The goal for most Western churches lately, it seems, is to go big or go home.
It’s the standard: a ‘successful’ church grows and grows until the growth is, by some metric, no longer sustainable, and then it divides and begins to expand again. All over my neighborhood, churches now have branches and annexes and campuses, each with names indicating as much. Neighborhood Church becomes Neighborhood Church East twenty miles away. This is viewed as a good and aspirational thing, a positive: God’s word reaching more and more and more people every Sunday.
Even churches that don’t divide up into multiple campuses in this manner feel the pressure to “go big”: they hold multiple services to suit all their congregants and worship styles, have to bring out ridiculous amounts of seating for the Christmas and Easter services, and depend on small groups to minister to people on an individual and more intimate level. More is better: seasonal membership introductions always have a full slate. When attendance dips, as it apparently did for my church this past year, the pastor frets over it in a sermon. Growth is good.
But I wonder.
It’s true that big churches mean lots of activities and opportunities for congregants, which is what many believers seem to desire these days. There’s a lot more money and a lot more pairs of hands. But in spite of my initial desires after I first married to attend a “big” church (so unlike my own! so much stuff to do! so crowded on Sunday mornings!), I soon found myself wishing I hadn’t been so hasty in my choices.
The truth is, a “growth is good” mentality doesn’t always benefit the church. The bigger a church gets, the harder for the left hand to know what the right is doing. More people fall through the cracks. It’s easier to get disconnected, or to never connect at all. It’s easy to lose sight of what ministry means. And yet over and over again I encounter in Christians the sense that big means successful and successful means godly, when that equation doesn’t always follow through or work out like it should.

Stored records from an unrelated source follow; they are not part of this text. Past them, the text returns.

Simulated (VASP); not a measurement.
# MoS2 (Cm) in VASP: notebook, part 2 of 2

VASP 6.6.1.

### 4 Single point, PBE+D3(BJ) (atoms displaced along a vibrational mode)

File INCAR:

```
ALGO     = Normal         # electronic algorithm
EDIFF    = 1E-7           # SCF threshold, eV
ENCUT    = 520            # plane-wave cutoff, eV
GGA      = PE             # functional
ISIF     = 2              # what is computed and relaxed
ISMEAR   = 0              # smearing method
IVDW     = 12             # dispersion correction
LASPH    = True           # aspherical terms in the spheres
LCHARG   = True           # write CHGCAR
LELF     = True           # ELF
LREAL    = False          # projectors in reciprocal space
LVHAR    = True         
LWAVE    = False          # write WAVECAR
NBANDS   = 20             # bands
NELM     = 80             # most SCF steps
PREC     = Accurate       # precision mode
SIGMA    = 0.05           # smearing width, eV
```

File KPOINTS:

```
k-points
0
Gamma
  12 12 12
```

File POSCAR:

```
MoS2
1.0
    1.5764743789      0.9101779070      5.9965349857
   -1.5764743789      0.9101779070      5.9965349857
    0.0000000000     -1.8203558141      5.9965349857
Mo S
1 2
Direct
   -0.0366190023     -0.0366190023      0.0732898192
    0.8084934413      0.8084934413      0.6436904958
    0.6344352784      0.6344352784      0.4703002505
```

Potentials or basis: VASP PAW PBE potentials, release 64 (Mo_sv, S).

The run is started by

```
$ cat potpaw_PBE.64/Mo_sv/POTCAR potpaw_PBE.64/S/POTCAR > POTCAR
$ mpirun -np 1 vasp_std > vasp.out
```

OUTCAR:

It’s not that I don’t want the church to grow; I do. I just don’t always think it needs to grow into giant mushrooming mega-churches and franchises. Why is the small church viewed as a failure or a problem? If big is good, we assume that little means bad or not enough – we want to remedy it with more. And yet the small church has much to teach and much of value. So I wanted to make an argument for it here: sometimes small is the way to go.
1. Small church means small and intimate community. In a small church, you can’t help but notice when someone doesn’t show up. You don’t need forty small groups to do the work of ministry when people are sick, or someone has a baby, or a family loses their home in a fire – the church is the small group, and that intimacy transitions seamlessly from life to church and back again.
2. Small church means cutting back on what is unnecessary. The budget isn’t a megachurch budget, and you’ll soon find out that buying a ping-pong room for the youth group or a trip to a spa for the women’s ministry just isn’t going to happen. You’d be surprised how creative you can be without the infinite cash flow of a mega-church – and how very unnecessary a lot of church purchases can be.
3. Small church means everybody’s working. There is no “staff.” There are no “ministry teams.” There’s just the congregation, mostly, and a pastor or two, and that means everyone is involved and invested in the work it takes to get everything done. I grew up with a pastor who painstakingly helped set out the candles for the candlelight service and then went and preached it; those serving in the kitchen also did the readings for the service.
4. Small church is embedded in the broader community. Many small churches, especially in rural communities, have a strong working knowledge of the community. I don’t mean a knowledge based on commissions analytics about the area: I mean a lived knowledge from experience about who lives where, who needs what, who’s in trouble, and what’s going on. That matters.
5. Small church minds the gap. At several large churches I have attended, I was struck by the realization that, aside from the people in my small group, nobody from the actual Sunday morning congregation would notice for weeks – if ever – if I randomly died overnight. The church was too big, and the small groups were assigned with the more intimate one-on-one ministry. So we missed people who showed up to Sunday services but never joined a small group, or who visited a small group once or twice but then had to stop attending. Visitor churn meant we sometimes didn’t even notice who came in or out on a given Sunday. Small churches are more equipped to address those gaps. It’s hard to be anonymous and unnoticed in a smaller congregation.
6. Small church can mix demographics. At large churches, small groups and activities can be sliced neatly up by age, occupation, and life stage: married families, singles, the elderly, the youth. At a small church there’s often not enough people to divide up demographically, and so some interesting mingled groups can result! This is good for growth.
I find it hard these days to stumble across a church with less than 100-200 members. And yet I notice them here and there. Recently, my husband and I passed a tiny – tiny! – Episcopalian church with jaunty red ribbons on the door about half an hour from our home. It was no larger than an old-fashioned schoolhouse; the building could not have held more than fifty altogether. And on my old drive to work, I passed a similar tiny Methodist church building: clearly time-worn, clearly small, but with a sign that boasted of activities, plans, and ministries.
Both of those churches are still out there, and thriving. Many small churches are. And we do them and ourselves a disservice if we act like the only way to grow spiritually or to minister to others is to pursue bigger and bigger congregations, more numbers, more money, more, more.
Sometimes a little goes an awful long way.